UK

Rachel Johnson Goes On 'Poverty Safari' For BBC Documentary, Asking How Obese Poor People Can Still Be Hungry

04/03/2014 16:02 GMT | Updated 04/03/2014 16:59 GMT
David M. Benett via Getty Images
LONDON, ENGLAND - SEPTEMBER 09: Rachel Johnson attends the launch of 'Books Are My Bag', the campaign to reignite the nation's love of bookshops, at Foyles Charing Cross Road on September 9, 2013 in London, England. (Photo by David M. Benett/Getty Images)

Ex-magazine editor Rachel Johnson, sister to London Mayor Boris Johnson, has said she now feels "guilty" spending £3 on a coffee after observing how poor people struggled to make ends meet in a BBC documentary.

Johnson - formerly the editor of The Lady - took part in what she described as a "poverty safari" for BBC1's Famous, Rich and Hungry.

She stayed with a family in Deptford, south-east London, whose the budget for food was around a £1 a day, and mostly "white bread, sugar, and frozen stuff".
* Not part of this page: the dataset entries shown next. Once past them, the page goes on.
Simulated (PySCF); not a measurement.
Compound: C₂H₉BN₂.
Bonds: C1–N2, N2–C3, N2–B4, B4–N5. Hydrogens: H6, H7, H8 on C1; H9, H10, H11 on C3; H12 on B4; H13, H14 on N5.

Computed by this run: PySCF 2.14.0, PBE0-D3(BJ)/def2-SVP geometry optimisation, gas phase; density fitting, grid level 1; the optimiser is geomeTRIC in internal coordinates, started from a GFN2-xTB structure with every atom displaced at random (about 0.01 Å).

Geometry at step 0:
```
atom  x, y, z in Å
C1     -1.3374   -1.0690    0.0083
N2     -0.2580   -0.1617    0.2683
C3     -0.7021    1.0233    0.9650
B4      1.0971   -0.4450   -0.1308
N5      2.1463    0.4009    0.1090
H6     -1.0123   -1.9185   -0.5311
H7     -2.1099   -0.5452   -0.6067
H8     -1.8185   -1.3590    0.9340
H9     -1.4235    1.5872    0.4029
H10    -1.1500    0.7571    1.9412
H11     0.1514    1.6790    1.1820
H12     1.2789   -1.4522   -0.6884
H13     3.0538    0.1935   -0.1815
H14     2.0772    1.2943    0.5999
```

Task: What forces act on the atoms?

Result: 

"The poor people you see on the box are all fat. How in God's name, can you be overweight and hungry? Now I know," she told the Radio Times .

"There's this terrible sense of human waste. They're existing, rather than living, like battery hens. Apart from the telly and the cigarettes, they are living like animals."

But she said that her friends have said they were jealous of her experience. “Bizarrely, I think there’s a lot of envy. ‘Lucky old Rachel, she went on poverty safari!’ An experience they can never have, even with all the money they’ve got," she said.

Made In Chelsea's Jamie Laing, ex-EastEnders actress Cheryl Fergison, Dragons' Den's Theo Paphitis and Johnson are all taking part in the series.

The documentary is made by Love Productions, who also made the controversial programme Benefits Street.